Erin Griff, manager of the Cal Division of the N Corp is trying to decide whether to launch a new model of blender, BF87.

Griff is particularly excited about this proposal because it calls for producing the product in the company’s old plant at St. Franc, Griff’s home town.

During the last recession, N Corp had to shut down this plant and lay off its workers, many of whom had grown up with Griff and were his friends.

Griff had been very upset when the plant was closed down.

If BF87 were produced in the new plant, most of the laid-off workers would be rehired.

Griff asks XXXXX XXXXX, the management accountant of the Cal Division to analyze the BF87 proposal.

Through the years the company has found that its products have a useful life of 6 years, after which the product is dropped and replaced by another new product.

Chan gathers the following data:

a. BF87 will require new special-purpose equipment costing $900,000.

The useful life of the equipment is 6 years, with a $140,000 estimated terminal disposal price at that time.

However, the income tax authorities will not allow a write-off based on a life shorter than 9 years.

Therefore, the new equipment would be written off over 9 years for tax purposes, using the straight-line depreciation method and assuming a zero terminal disposal price.

b. The old plant has a book value of $250,000 and is being depreciated on a straight-line basis at $25,000 annually.

The plant is currently being leased to another company.

This lease has 6 years remaining at an annual rental of $45,000.

The lease contains a cancellation clause whereby the landlord can obtain immediate possession of the premises upon payment of $30,000 cash (fully deductible for income tax purposes).

c. Certain nonrecurring market-research studies and sales-promotion activities will amount to a cost of $300,000 at the end of year 1.

The entire amount is deductible in full for income tax purposes in the year of expenditure.

d. Additions to working capital will require $200,000 at the outset and an additional $200,000 at the end of 2 years.

This total is fully recoverable at the end of 6 years.

e. Net cash inflow from operations before depreciation and income taxes are expected to be $400,000 in years 1 and 2, $600,000 in years 3-5, and $100,000 in year 6.

The after-tax required rate of return is 12%.

The income tax rate is 36%.


1. Use a net present-value analysis to determine whether Chan should recommend launching BF87.

2. Chan learns that the working capital required will be twice the amounts estimated in the preceding analysis.

All other data remain unchanged.

She revises her analysis and presents it to Griff.

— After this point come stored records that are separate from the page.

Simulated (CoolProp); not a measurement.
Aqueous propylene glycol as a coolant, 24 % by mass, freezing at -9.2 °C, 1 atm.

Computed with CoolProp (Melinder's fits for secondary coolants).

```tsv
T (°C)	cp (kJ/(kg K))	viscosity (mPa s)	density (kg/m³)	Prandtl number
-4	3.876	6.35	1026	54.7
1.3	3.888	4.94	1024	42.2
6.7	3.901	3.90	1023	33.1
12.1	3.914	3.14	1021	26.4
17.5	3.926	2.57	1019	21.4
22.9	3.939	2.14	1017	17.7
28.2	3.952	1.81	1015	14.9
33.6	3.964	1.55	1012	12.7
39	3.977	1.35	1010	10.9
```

Griff is very unhappy with what he sees.

He tells Chan “Try different assumptions and redo your analysis. I have no doubt that this project should be worth pursuing on financial grounds.”

Chan is aware of Griff’s interest in supporting his home-town community.

There is also the possibility that Griff may be hired as a consultant by the new plant management after he retires next year.
Why is Griff unhappy with Chan’s revised analysis?

How should Chan respond to Griff’s suggestions?

Identify the specific steps that Chan should take to resolve this situation.